It appears that Microsoft is planning to shift more—and maybe even all—of its first-party services, such as Bing, Office 365 and Xbox Live to Azure.
Nowadays, Wall Street analysts are focused mostly on the company’s cloud storage. Why? During Microsoft’s quarter earnings calls, officials of the company talk a lot about “the intelligent cloud.” It includes revenues generated from Azure (a public cloud), which is mainly operated for private and hybrid server products and services. It contains mainly products and services under the Cloud & Enterprise domain, but it contains Windows Server, SQL Server, System Center, Azure, and Enterprise Services, notes ZDNet.
The executives of Microsoft said that its Fiscal 2016 third quarter reports had stated that its intelligent cloud segment has scored $6.1 billion, which can be said that 3.3 percent increase has been seen in a year. However, to note that the Office 365 consumer and business services are not included in the intelligent cloud number. They are under Productivity and Business Processes.

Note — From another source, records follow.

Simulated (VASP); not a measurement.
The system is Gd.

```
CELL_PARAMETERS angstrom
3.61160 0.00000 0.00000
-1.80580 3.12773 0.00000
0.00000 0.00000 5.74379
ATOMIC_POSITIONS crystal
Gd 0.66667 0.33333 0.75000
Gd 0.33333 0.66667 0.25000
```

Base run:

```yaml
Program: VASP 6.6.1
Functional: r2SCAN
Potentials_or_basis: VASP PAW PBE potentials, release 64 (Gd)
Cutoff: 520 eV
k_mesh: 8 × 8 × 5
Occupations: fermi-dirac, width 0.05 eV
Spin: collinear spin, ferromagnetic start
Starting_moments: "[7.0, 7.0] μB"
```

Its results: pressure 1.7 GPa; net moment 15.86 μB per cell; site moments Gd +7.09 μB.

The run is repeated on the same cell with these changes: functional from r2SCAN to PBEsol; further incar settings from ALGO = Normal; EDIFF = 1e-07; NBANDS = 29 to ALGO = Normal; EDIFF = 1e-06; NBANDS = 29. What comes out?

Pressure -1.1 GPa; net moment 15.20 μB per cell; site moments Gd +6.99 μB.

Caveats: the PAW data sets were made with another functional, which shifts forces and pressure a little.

Microsoft’s officials expect that the “commercial cloud”, which is a part of the company, will reach $20 billion annual run rate at the company’s fiscal 2018. According to the firm, the revenues would come from its Office 365 business services (Exchange Online, SharePoint Online, Skype for Business Online), Azure, and Dynamics CRM Online and its Enterprise Mobility Suite (EMS). However, it excludes on-premises server, and cloud hosting services.
As of its fiscal 2016 third quarter, the run rate of commercial cloud was at $10 billion annually, said Microsoft. Today, officials have repeated that the company is on the way to hit its $20 billion run rate goal.
The commercial cloud bucket in Azure contains a number of Microsoft’s own services that includes Office 365 business, Office 365 consumer, Bing and Xbox Live.